Reda Abdel Rahman, 2010
Reda Abdel Rahman, 2010
All through the first half of the 20th century, it turns out, ancient Egypt is central to the nationalist renaissance being prophesied or planned. That particular zaman is the source, the proof that there is more to Egypt than its current sorry state. It was so popular at one point that even Naguib Mahfouz (1911-2006) – the quintessential Arab novelist ­– started his career with a translation of Ancient Egypt (1912) by the Reverend James Baikie (1866-1931), a Scottish priest, armchair archaeologist and prolific writer of popular books on subjects such as astronomy and Atlantis. In his first three novels (written between 1939 and 1944), Mahfouz courted pharaonic revivalism before realizing it wasn’t catching on. And, even before he produced the celebrated Trilogy (1956-1957), it was with novels set in contemporary Cairo that he made his name.

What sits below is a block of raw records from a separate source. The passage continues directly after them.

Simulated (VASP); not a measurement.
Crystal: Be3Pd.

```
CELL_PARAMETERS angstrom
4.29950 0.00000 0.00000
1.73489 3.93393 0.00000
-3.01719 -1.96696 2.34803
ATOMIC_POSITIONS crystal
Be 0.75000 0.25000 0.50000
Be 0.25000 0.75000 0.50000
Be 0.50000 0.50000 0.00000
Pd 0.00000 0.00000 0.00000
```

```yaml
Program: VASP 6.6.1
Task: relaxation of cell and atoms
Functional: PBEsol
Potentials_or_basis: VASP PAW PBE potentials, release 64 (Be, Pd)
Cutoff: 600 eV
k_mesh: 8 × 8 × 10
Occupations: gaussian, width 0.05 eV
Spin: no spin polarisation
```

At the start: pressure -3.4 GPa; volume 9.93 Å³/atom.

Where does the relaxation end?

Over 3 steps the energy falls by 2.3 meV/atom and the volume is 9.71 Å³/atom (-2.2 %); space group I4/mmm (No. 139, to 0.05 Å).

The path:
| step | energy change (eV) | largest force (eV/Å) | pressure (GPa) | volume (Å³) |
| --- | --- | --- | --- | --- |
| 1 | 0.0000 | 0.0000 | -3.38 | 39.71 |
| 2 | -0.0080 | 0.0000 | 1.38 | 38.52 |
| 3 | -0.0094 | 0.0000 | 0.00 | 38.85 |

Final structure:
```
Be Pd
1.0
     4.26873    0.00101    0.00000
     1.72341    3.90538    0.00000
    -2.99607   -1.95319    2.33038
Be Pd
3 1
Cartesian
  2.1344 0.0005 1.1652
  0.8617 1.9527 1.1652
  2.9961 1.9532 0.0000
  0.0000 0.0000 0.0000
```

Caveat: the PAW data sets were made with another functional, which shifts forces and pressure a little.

Still, savants like the dramatist Tawfiq Al Hakim (1898-1987) consistently evoked the idea of ancient Egypt as a model for revival. As a young man Al Hakim was torn between respectable society – the legal profession of his father, which he naturally inherited – and love of street characters and popular performance. After failing to complete his PhD in Paris, where he spent three years as a flaneur, too immersed in art and theatre to sustain an interest, he came back to work as a public prosecutor and eventually a kind of public intellectual, writing frequently and prolifically in every genre until his death at 89. Al Hakim sought to reconcile his two conflicting loyalties by creating a serious or literary theatre in Arabic, becoming the first Arab author to devote himself to drama and produce plays in the classical tongue. In a sense he too demonstrates the barra-zaman requirement, drawing on a European education to revive and broaden the scope of an age-old literary tradition that had never included drama.[1]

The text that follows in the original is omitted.